Should Marketing Count?
Marketing is getting bogged down with numbers. Everybody wants metrics. Boards want numbers that justify marketing activities, marketers think they will give them credence and all sorts of third parties want metrics that they can sell to Boards and marketers. Too much measurement and not enough marketing. Another example of looking inwards when marketing should be focussed outwards.
But reading Herd has reminded me of Frederick Reicheld's elegant One Number You Need solution. It's based upon a single question - the one of those that he tested which yields the most powerful predictor of future success. That question is: "On a scale of 0 to 10, how likely are you to recommend this company/product/service to a friend?"
This simple question is simplified even further by only recognising scores of 9 or 10 (called supporters) as indicators of real satisfaction. Scores of 0 to 6 are termed detractors while the remainder are called passive supporters and are rightly ignored. Regular readers will note how this ties in with my distrust of research as explained here.
Subtracting the percentage of detractors from the percentage of promoters yields the "net-promoter" score and world class performance equates to a score of 75% to 80%. The goal then is to "Get more promoters and fewer detractors” and fits with my philosophy of accentuating the negative by which I mean eliminating what's wrong (so that what's left is right) rather than focussing all efforts on potentially superfluous "improvements".

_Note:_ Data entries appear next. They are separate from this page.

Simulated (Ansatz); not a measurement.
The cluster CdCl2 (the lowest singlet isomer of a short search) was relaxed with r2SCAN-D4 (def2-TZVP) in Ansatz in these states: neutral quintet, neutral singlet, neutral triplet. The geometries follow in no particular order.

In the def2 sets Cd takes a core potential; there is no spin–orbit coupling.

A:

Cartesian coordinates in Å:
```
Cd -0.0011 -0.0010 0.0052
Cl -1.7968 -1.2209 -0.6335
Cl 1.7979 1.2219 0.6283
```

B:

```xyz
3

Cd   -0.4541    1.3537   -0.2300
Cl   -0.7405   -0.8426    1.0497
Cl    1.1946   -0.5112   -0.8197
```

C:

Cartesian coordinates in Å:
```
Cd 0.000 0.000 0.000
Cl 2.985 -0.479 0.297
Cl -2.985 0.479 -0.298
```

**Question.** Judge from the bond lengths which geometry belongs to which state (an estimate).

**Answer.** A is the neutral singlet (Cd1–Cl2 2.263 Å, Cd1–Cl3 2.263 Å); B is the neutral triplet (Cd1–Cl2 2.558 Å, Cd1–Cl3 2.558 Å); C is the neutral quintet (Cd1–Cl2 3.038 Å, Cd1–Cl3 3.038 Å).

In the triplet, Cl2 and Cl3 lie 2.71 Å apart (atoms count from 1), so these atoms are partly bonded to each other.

One number. It saves money on research, focusses everyone's mind on a simple goal and provides clear feedback. Tie the improvement of that number into employer incentives and ROI follows. Simple. Now let's get back to doing rather than analysing.
3 Comments:
Thanks for your interesting blog, John. Since the Harvard Business Review article, Fred Reichheld has published a book on the article's premise: "The Ultimate Question."
Here is info on the book:
http://www.netpromoter.com/book/index.php
And here is a link to Fred Reichheld's Net Promoter blog:
http://netpromoter.typepad.com/fred_reichheld/
Thanks for that Amy. Does the book add much to the original idea or is it just full of examples like many business books?
John, thanks for the links. Far more eloquently and smartly put - and exactly what I was driving at.
I'm going to find a way to give your "net promoter" score a bash. Thanks.